Understanding HTTP

DON'T post new tutorials here! Please use the "Pending Submissions" board so the staff can review them first.
Post Reply
User avatar
DNR
Digital Mercenary
Digital Mercenary
Posts: 6114
Joined: 24 Feb 2006, 17:00
18
Location: Michigan USA
Contact:

Understanding HTTP

Post by DNR »

HTTP is a request/response standard between a client and a server. A client is the end-user, the server is the web site. The client making a HTTP request - using a web browser, spider, or other end-user tool - is referred to as the user agent.
It establishes a Transmission Control Protocol (TCP) connection to a particular port on a host (port 80 by default). An HTTP server listening on that port waits for the client to send a request message. Upon receiving the request, the server sends back a status line, such as "HTTP/1.1 200 OK", and a message of its own, the body of which is perhaps the requested file, an error message, or some other information.

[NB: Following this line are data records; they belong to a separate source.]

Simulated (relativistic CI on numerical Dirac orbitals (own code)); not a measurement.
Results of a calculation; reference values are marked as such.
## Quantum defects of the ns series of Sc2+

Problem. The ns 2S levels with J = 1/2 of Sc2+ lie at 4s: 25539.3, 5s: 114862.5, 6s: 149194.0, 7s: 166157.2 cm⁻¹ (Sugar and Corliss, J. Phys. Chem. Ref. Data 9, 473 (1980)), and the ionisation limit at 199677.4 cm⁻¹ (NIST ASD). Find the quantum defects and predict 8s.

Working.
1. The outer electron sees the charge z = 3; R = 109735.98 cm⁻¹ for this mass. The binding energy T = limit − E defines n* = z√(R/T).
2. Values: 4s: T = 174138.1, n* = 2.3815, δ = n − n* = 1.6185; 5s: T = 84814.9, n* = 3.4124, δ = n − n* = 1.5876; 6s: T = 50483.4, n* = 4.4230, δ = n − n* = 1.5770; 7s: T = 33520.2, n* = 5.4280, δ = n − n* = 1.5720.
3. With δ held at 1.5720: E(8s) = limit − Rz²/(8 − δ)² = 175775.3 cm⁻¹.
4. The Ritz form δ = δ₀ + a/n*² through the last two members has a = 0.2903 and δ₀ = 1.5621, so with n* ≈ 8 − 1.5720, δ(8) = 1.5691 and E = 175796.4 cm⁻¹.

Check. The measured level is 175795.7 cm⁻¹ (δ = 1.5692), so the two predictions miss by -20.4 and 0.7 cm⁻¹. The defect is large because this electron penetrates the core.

Image A screen shot of the terminal in Ubuntu showing a telnet session that contains a HTTP request/response made to the main page on the English Wikipedia. Part of the response has been removed.

----

Request methods

HTTP defines eight methods (sometimes referred to as "verbs") indicating the desired action to be performed on the identified resource.

HEAD
Asks for the response identical to the one that would correspond to a GET request, but without the response body. This is useful for retrieving meta-information written in response headers, without having to transport the entire content.
GET
Requests a representation of the specified resource. By far the most common method used on the Web today. Should not be used for operations that cause side-effects (using it for actions in web applications is a common misuse).
POST
Submits data to be processed (e.g. from an HTML form) to the identified resource. The data is included in the body of the request. This may result in the creation of a new resource or the updates of existing resources or both.
PUT
Uploads a representation of the specified resource.
DELETE
Deletes the specified resource.
TRACE
Echoes back the received request, so that a client can see what intermediate servers are adding or changing in the request.
OPTIONS
Returns the HTTP methods that the server supports for specified URL. This can be used to check the functionality of a web server by requesting '*' instead of a specific resource.
CONNECT
Converts the request connection to a transparent TCP/IP tunnel, usually to facilitate SSL-encrypted communication (HTTPS) through an unencrypted HTTP proxy.
----
Status codes
200 OK
301 Moved permanently
302 Found
303 See Other
403 Forbidden
404 Not Found
-----

Request Headers

If-Modified-Since: This contains the date of the last time your web browser fetched this web page. Basically it says to the web server "only send me the page if it's been changed since this date". Deleting this header will force a web page to fully reload even if it's already in your browser's cache (with IE you'll also need to delete the "Last-Modified" header).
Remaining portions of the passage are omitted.